Rinoa's updated character model in the Remastered version, which resembles her appearance in Dissidia Final Fantasy NT, depicts her tank top and sweater shifted further upwards, although this may be simply to unify her appearance with how she appears in FMVs Rinoa 12.

When the player uses the Devour command they get a "Censored...please stand by" message while eating sounds play on the background. Nothing is actually censored; the scene is in every version and is included for humor.

Final Fantasy XII[]

The scene where Penelo is held hostage is censored from the Japanese version.

The scene where Penelo is tied up in Ba'Gamnan's Lhusu Mines hideout was cut from the original Japanese version to get a lower rating. Producer Akitoshi Kawazu has explained the decision to do this thusly: "[...] at the time right before the Japanese release there were various incidents in the real world which...basically there were some similarities there that would have made it a difficult thing to release at the lower age rating that we wanted."[4]

This is a rare case of a Final Fantasy game being censored for Japan, but not for overseas versions. The "incidents in the real world" Kawazu refers to, but does not specify, may refer to Tsutomu Miyazaki, a Japanese serial killer who abducted and murdered four young girls in Saitama and Tokyo Prefectures from August 1988 to June 1989. His death sentence was upheld by the Japanese supreme court in January 2006, two months before Final Fantasy XII came out. The scene has been included in all Japanese releases since the International Zodiac Job System version.

Final Fantasy XIV[]

Haurchefant Greystone's personality is different in the English, French, and German versions. According to John Crow, the English localization lead, Haurchefant is intended to be received as a good and true ally, but some of his comments directed at the player could—if rendered in English as written in Japanese—provoke a negative reaction. This wasn't a concern for the Japanese version, as Haurchefant's characterization played to the Japanese archetype of a "lovable debauchee."[5] In the Japanese version, regardless of player character gender, Haurchefant makes comments that may be perceived by a western audience as sexual harassment, greeting players with "Have you come to show me the development of your chiseled body?" and ending conversations with, "...but this area has become increasingly cold, hasn't it? A warm bed will be waiting for you!"

Final Fantasy XV[]

Comparison of the Shiva models.

The Chinese version has an altered model for Shiva with a skin-tight shiny outfit rather than appearing almost nude, and less pale skin. Skeletons and liches were also altered for the Chinese version.

Early material for Final Fantasy Versus XIII had the kingdom of Lucis worship the Grim Reaper more prominently. This was toned down when the game became Final Fantasy XV due to ratings concerns in certain countries.

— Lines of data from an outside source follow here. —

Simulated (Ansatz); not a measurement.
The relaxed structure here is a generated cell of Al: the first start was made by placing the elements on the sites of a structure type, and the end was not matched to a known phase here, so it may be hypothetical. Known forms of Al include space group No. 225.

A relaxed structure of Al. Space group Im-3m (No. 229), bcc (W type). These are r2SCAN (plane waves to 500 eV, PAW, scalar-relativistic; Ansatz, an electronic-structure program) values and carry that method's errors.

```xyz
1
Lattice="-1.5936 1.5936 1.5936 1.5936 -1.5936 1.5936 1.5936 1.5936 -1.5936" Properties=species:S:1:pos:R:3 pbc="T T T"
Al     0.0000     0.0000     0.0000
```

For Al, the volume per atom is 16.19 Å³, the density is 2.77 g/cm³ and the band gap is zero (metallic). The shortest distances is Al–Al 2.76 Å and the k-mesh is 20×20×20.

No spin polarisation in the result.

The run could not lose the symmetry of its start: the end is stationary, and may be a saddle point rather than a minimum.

Prompto Argentum's vest had a tag that read "It's a beautiful day now watch some bastard fuck it up" in the earlier renders for his character, and in the Final Fantasy XV Episode Duscae demo. This is an actual tag available from the clothing company Roen that collaborated to design the main cast's outfits for the game. In the final game the message is changed to "It's a beautiful day now watch some bastard mess it up", although in the Windows Edition it still says "fuck it up" in the highest settings.

The Chadarnook enemy is based on the enemy of the same name from Final Fantasy VI, and is largely similar in appearance as a nude woman with clouds covering her privates. It is the target of a quest from Vyv Dorden, who tasks the party with photographing the famous daemon for his magazine. When he receives the photograph, he remarks that the picture is too risqué for his magazine, lampshading the enemy's previous censorship in VI.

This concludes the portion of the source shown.